It has been revealed that a secret unit has been set up by HMRC to review the tax risks of Family Investment Companies (FICs), in particular the associated inheritance tax (IHT) implications, but should families who have established a FIC be concerned?
For those unfamiliar with the concept of a FIC, it is simply a company, typically set up in the UK, which holds investments that would otherwise be held by family members personally. The FIC is often established by a parent or grandparent according to their wishes, with family shareholders having particular voting rights and differing entitlements to income or capital from the FIC on a winding-up.
FICs have become particularly popular in the last ten years or so and their rise can be matched to a corresponding decline in the use of trusts in the UK. Both types of structure are commonly used to achieve a similar objective: a desire by parents to pass assets down to the next generation whilst retaining some control of those assets during their lifetime. The key difference is in how the two types of vehicle are taxed.
It could be argued that if HMRC perceive there to be a problem with FICs, it is a problem of their own making. The number of tax-paying trusts in the UK has reduced by about a third since 2006 when substantial changes were introduced to the way trusts are taxed, making them more costly to fund as a potential 20 per cent upfront tax charge can arise on assets settled on trust.
The underlying objective of splitting out who controls an asset from who can benefit from it is not a new one though. It has been around for centuries and underpins why trusts were created in the first place. It should therefore come as no surprise to HMRC that the barriers they have introduced for trusts have led to individuals looking at other means of achieving that objective.
So why the need for a ‘secret unit’ to look at FICs and what steps might it take? The news of ‘secret units’ will naturally cause concern for some but it is perfectly reasonable for HMRC to want to look at this type of arrangement more closely. Trusts have been subject to a number of consultations to consider whether the inheritance tax advantages associated with them are appropriate and rumours abound that we may finally see some more changes to the taxation of trusts and IHT in general in the forthcoming Budget. This ‘secret unit’ could simply form part of a much wider review and it would be unusual if FICs did not form a part of it.
The information disclosed by HMRC was understandably limited but we did learn that the team sits in the Wealthy and Mid-sized Compliance Directorate and we have seen some recent experience of the approach taken by teams in that department.

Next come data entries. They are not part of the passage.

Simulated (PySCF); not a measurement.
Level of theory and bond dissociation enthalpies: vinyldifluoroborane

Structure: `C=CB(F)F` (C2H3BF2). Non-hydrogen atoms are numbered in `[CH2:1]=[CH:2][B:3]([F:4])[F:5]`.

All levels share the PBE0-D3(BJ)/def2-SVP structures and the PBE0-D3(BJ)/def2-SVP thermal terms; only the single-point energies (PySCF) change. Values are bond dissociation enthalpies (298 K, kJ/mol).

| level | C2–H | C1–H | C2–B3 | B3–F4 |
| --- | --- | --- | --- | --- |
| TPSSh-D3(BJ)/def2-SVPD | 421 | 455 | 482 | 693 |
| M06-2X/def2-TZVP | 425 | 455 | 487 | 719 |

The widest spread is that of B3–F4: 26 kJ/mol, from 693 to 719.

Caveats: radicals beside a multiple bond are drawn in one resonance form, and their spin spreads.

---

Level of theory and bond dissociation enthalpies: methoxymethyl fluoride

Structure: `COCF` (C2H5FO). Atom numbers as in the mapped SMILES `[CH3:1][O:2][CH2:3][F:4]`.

In particular, there seems to have been a shift in the approach in how enquiries into an individual’s tax affairs are undertaken. In the past, a traditional enquiry has focused more on the detail of what has been done, looking at the steps undertaken and whether anything has been overlooked. A perceived shift is that teams in this unit have looked more at the overall purpose behind what a taxpayer has done, rather than flaws in the specific steps they have undertaken. It seems more of a focus on whether it is reasonable behaviour and in the spirit of the law.
For a typical FIC, it is difficult to see how an Inspector could conclude the overall purpose was inappropriate. Clearly the focus of the unit is on inheritance tax and whilst FICs do allow for families to manage their exposure to IHT, the way that is achieved is not significantly different to any normal gift.
If a parent gifts an asset to a child and survives that gift for seven years, it will usually fall outside the IHT rules. The difference between that scenario and a FIC is that a parent will gift the child shares in an FIC, which holds the asset, rather than the asset itself. The FIC allows the parent to control the asset until such time that they think it is appropriate for the asset to be transferred to them directly.
If it is accepted that there is no problem making a simple gift, then the retention of control will be addressed. One might argue that has been acceptable planning since the 12th century when trusts were first established.
There will no doubt be cases and areas where individuals have not considered the tax risks associated with establishing their FICs and it will likely be worthwhile undertaking a review of those before HMRC do so. For many though, the news that HMRC are looking more closely at FICs should not come as a surprise given the rise in their popularity and we await the Budget to see if there are any further developments on IHT in general.